The transaction coordinator 51 receives the data read from the database 82 and the data read from the snapshot file from the transaction process 77, and stores the data in the data storage unit 52 (step S121). When the transaction coordinator 51 receives data from all of the nodes, the transaction coordinator 51 transmits all of the snapshot data to the requesting source user terminal 9 (step S123). Incidentally, since the amount of data may become very large, data that represents the storage location of the transaction coordinator node 5 (for example, URI (Universal Resource Indicator)) may be sent as a notification to the user terminal 9, so that the user terminal 9 may download the data. Also, instead of outputting all of the snapshot data together, the data may be divided into plural portions or the data satisfying certain conditions as in the case of a normal database may be outputted in response to a request to return such data.

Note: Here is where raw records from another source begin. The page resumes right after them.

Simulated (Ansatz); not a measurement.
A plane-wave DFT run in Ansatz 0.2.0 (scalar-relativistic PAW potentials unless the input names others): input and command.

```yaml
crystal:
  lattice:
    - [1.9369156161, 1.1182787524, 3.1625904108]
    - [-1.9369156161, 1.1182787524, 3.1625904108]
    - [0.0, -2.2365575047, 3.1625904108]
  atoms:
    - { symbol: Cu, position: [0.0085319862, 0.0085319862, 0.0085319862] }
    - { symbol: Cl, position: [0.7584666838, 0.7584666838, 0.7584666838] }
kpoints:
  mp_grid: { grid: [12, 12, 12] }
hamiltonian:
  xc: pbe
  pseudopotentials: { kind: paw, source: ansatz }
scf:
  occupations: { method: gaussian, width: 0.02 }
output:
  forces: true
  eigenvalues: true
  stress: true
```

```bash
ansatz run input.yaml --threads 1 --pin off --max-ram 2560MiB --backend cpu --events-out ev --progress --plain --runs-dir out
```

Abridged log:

In this way, the user terminal 9 obtains snapshot data, and may perform analysis or summing of the obtained data. Analysis or summing of the snapshot data may also be partially executed by the transaction process at each node without returning the data to the user terminal 9 (for example, sums can be found at each node), and the results can then be returned to the user terminal 9, after which analysis and summing can be performed at the user terminal (for example the total of the sums found at each node can be calculated).


The explanation up to this point has centered on transactions that normally complete. Here, a supplementary explanation will be given for a case in which a transaction cannot normally complete, because of an error that occurred at a transaction participant, or an error that occurred at another transaction participant or transaction coordinator.


As described above, when it is clear that a transaction will not complete normally (for example, the negative acknowledgement response is transmitted, or the abort is received), the transaction is not listed in the list of the transactions in progress. This is not a problem for the following reason.


In other words, in the case of a transaction for which an error occurred, an abort is finally received and the transaction is cancelled. That is, the transaction is not included in the snapshot, and in that sense, basically no problem will occur. However, when an error occurs at a different transaction participant, and the transaction is not listed in the list of the transactions in progress, there is a possibility that the transaction will be set to be included in the snapshot. However, in that case, the transaction is finally aborted, so the result is not included in the snapshot. When the transaction is aborted, transmission is not delayed, so the processing does not stall. Therefore, there is no problem.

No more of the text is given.